Carnegie initiated this proceeding on October 26, 1979 by filing rate increase tariff supplements to apply to Carnegie's various customer classes, effective
[ 61 Pa. Commw. Page 438]
December 26, 1979. However, on December 7, 1979, the commission initiated an investigation of the tariffs and their supplements, and a week later Carnegie filed additional supplements which extended the effective date to July 26, 1980.
At the time Carnegie submitted its proposed rate increases, its capital structure was devoid of long-term debt. However, in November 1979, Carnegie acquired long-term debt which caused its actual capital structure to be composed of 6.61% debt and 93.39% equity.

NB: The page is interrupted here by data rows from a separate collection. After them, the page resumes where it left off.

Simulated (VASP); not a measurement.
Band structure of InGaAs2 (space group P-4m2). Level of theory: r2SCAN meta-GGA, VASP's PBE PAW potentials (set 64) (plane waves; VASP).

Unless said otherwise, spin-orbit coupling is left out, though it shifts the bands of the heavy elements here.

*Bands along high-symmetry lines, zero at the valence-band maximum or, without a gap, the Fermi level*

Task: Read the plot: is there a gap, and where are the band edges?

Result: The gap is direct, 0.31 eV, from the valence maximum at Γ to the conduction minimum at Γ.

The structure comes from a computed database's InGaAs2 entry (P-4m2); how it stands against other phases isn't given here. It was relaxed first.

After holding hearings at which it received evidence for and against Carnegie's proposed rates, the commission assigned Carnegie a hypothetical capital structure composed of 55% debt and 45% equity upon which the commission imputed a cost of capital to Carnegie and determined 10.87% to be a fair and reasonable rate of return for Carnegie to earn on its capital investment. Moreover, by using the debt component of the hypothetical capital structure to calculate a hypothetical interest expense which exceeded Carnegie's actual interest expense by $1,326,000, the commission, for rate-making purposes, disallowed $651,000 of Carnegie's actual federal and state income tax expense.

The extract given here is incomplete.